They both naturally blend together. I honestly can't understand what is the difference between these two that you are thinking about.
> Essentially, whether or not it turns out to be useful assumes that it is used as the central collaboration platform to an extent.
This is the initial plan.
> Though on the other hand, merely tracking changes on a higher-level could be sufficient.
Some day we can implement a client side structural diff tool.
Giving more "engineering" tools to devs is finally getting more attention which is awesome. I'd love to use this kind of tech but don't want to move source repository host and also want something that would work with my stack and intricately so, ie providing more than just code modification but introduction of potential security holes and/or perf issues (like doing database queries in for loops, etc), regardless of whether it was RoR or ASP.NET MVC or X, Y, Z.
I would be really interested in some kind of open source project that offered this kind of tooling with said vision that I could use and commit back to...
You can do some static-analysis on languages like Ruby/Python but their lack of rigorous typing makes that job quite hard, actually.
Then you have other languages, king of the hill being Haskell - where practically all of these tools exist (minus the web-browsable/social aspect) because they are straight-forward (not easy, but straight-forward) to build as the language's type system is much deeper and it also encourages the programmer to be more thorough with their program.
Could you imagine having static-analysis built into your linter, where it gives you recommendations, optimizations, and warnings WHILE you are writing code? Yes, thank you Haskell. The best part about it too is the people contributing to that eco-system aren't average programmers, they are typically PhD holding industry programmers or academics (who contribute for free because there's no economic incentive to hide your work) that know far more than I do; all I have to do is be smart enough to use what they build.
On the topic of these "engineering" tools available for devs:
It's funny because engineering (if you can even call it that) for web applications only recently became a big juicy market [for engineers]. Most of the "engineers" were working on software for embedded systems or really big systems that were rarely ever end-user consumed as web applications are today. So tooling for engineers has actually been around; very good tooling in fact.

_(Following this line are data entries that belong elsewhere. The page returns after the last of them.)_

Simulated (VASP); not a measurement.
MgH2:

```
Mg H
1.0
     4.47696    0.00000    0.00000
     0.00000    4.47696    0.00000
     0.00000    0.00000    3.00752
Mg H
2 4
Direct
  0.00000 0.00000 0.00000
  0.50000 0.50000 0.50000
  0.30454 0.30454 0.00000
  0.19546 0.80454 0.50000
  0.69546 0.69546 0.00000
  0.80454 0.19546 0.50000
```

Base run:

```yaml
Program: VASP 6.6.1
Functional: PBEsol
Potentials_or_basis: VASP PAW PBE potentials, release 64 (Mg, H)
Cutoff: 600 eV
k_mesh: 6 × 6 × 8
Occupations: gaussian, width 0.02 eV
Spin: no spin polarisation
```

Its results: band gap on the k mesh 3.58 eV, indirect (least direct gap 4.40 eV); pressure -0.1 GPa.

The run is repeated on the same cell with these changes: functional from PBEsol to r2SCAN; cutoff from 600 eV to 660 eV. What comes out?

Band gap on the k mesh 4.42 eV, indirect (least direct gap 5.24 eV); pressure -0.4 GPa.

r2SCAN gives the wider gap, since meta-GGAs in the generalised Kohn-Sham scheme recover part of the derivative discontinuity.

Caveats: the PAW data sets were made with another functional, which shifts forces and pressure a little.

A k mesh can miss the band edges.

It's just that we now have a slew of people writing software in a very big market using languages that ARE NOT SAFE to program in! That's the story though, these languages {python | ruby | php | perl} are much easier to learn and "get going" in than something like Haskell, O'Caml, Mercury, Scala, Erlang, C++ &c... By being easier to pick up, [the languages] CREATED the market we are all now participating in. The downside though, is we have a sewer of code floating around because humans by nature, are terrible engineers. Our #1 priority SHOULD BE building tools to check and verify our end product. Some teams go so far as to have teams that are dedicated to writing that software and another team dedicated to writing the software that verifies the verification software! (this is typically when lives are at stake though - side-thought: with the bitcoin thefts and loss of identity on the net now though; one could argue that "lives" are at stake in an existential sense)
I consider Haskell itself to be top of the line tooling for engineerings - of all sorts, even web! Aside from the static analysis tools outside of the language, the language itself is a dream-come-true for real-world programmers such as myself. I fuck up my programs all the time, and my Python programs are ugly and if my tests don't catch an error in my programming my users end up catching it. With Haskell the only thing my users EVER catch are business logic bugs and not programmer error.
While static analysis can be quite a powerful tool, it doesn't magically fix everything. Some of the typical web-application vulnerabilities are shell/SQL injections, XSS, and CSRF. Also, passwords saved in a insufficiently hashed form, or even in plain-text. All of those are bugs on the architecture level, or "business logic bugs".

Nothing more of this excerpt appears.